Nowhere do we suggest buiding marinas or that the Mississippi and the South are one and the same. We’re simply pointing out what strikes us as an inspiring story of one town’s rise.
On the subject of property taxes and spending, there is a prevailing sentiment among some in this town that simply spending is good. We don’t think so. Whether the city spent or cut $500,000 more this year would draw it no closer to the kind of revival experienced in Dubuque. That happened as part of a larger plan not as part of annual fights over nickels and dimes.
Further, you might note that in Dubuque’s case, much of the money came from grants rather than local property owners’ pockets.
If the city could show us a strong, cogent plan to revitalize downtown and build on the asset that is the South River, and then show us definitively how that could return money on city tax dollars we’d be likely to support it. Private money should be a big part of the picture, which is why we urge public-private partnerships.
But that won’t happen without the city taking the lead.
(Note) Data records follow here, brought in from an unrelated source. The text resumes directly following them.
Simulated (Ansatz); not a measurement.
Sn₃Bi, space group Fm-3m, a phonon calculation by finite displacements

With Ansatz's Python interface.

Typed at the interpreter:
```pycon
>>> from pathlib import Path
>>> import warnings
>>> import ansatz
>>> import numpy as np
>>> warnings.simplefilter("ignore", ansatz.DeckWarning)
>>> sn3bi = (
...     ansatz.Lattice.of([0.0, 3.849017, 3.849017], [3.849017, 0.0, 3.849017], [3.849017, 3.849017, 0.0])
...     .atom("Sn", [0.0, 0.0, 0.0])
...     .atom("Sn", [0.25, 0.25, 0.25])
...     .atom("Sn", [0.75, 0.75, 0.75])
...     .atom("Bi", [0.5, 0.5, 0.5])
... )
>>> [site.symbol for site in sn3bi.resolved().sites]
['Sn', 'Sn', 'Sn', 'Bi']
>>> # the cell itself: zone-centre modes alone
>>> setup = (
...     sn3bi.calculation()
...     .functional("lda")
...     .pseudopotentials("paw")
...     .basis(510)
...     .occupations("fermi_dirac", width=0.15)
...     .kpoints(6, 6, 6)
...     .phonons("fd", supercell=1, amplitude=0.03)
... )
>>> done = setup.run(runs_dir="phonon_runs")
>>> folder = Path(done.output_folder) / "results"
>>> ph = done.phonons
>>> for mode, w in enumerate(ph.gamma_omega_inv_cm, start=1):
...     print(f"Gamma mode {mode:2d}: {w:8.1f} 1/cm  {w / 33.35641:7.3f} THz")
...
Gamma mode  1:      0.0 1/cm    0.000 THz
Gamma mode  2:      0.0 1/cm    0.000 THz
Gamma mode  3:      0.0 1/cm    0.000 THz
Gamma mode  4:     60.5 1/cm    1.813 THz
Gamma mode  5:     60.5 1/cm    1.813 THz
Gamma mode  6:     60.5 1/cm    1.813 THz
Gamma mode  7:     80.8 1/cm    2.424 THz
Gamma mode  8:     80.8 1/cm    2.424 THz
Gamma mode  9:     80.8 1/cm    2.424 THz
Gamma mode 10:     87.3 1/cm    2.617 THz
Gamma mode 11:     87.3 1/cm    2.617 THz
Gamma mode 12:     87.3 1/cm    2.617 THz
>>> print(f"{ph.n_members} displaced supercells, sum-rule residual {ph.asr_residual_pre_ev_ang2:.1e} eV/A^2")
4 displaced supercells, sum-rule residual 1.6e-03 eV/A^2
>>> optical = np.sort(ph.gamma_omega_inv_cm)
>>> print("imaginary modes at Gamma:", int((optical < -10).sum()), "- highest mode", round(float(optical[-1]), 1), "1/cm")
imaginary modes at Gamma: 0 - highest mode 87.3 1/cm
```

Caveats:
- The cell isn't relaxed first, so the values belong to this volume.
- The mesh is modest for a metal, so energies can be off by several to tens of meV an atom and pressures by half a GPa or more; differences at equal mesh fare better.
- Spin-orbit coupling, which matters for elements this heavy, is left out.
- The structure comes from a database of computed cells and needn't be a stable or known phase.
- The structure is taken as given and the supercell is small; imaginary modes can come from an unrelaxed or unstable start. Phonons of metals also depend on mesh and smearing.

The arguments from both sides over spending for the museum, for example, are from a development perspective pure piffle. The city needs a bold downtown revitalization plan in which all sides believe and to which they are willing to commit. It needs to be one that takes into account all of Waynesboro’s unique assets, the South among them; provides for major draws into the city; demonstrates real economic and revenue returns for the city; and it needs to lay a blueprint for making it all happen that city officials follow.
Everything else the city does outside of this is of secondary importance, like tightening screws on a boiler that’s getting ready to blow.
While any attempt to motivate constructive action in the community is better than not doing so, this editorial suffers from the common error of disproportionate comparison.
Having spent years in New Orleans, at which point the Mississippi River is about a mile wide, I have great difficulty comparing the South River to that mother of American rivers. The South River is what we called a creek. No marinas are likely to be built upon these shores.
It also seems hypocritical of the News Virginian to be urging the city to spend large sums of money on such projects after recently pushing for a reduction in the property tax rate that provides the wherewithal for such expenditures. You can’t have it both ways. It is easy to call practical people “naysayers”, but it is harder to tell us where the money should come from.
I do think that there are ways for the city to take advantage of the South River, but it will not be on the scale of what Dubuque has done. There is nothing wrong with the private sector funding it, either. The city’s job is to provide vision, infrastructure, planning and support an economic environment that is conducive to the private sector being able to do what it does so well.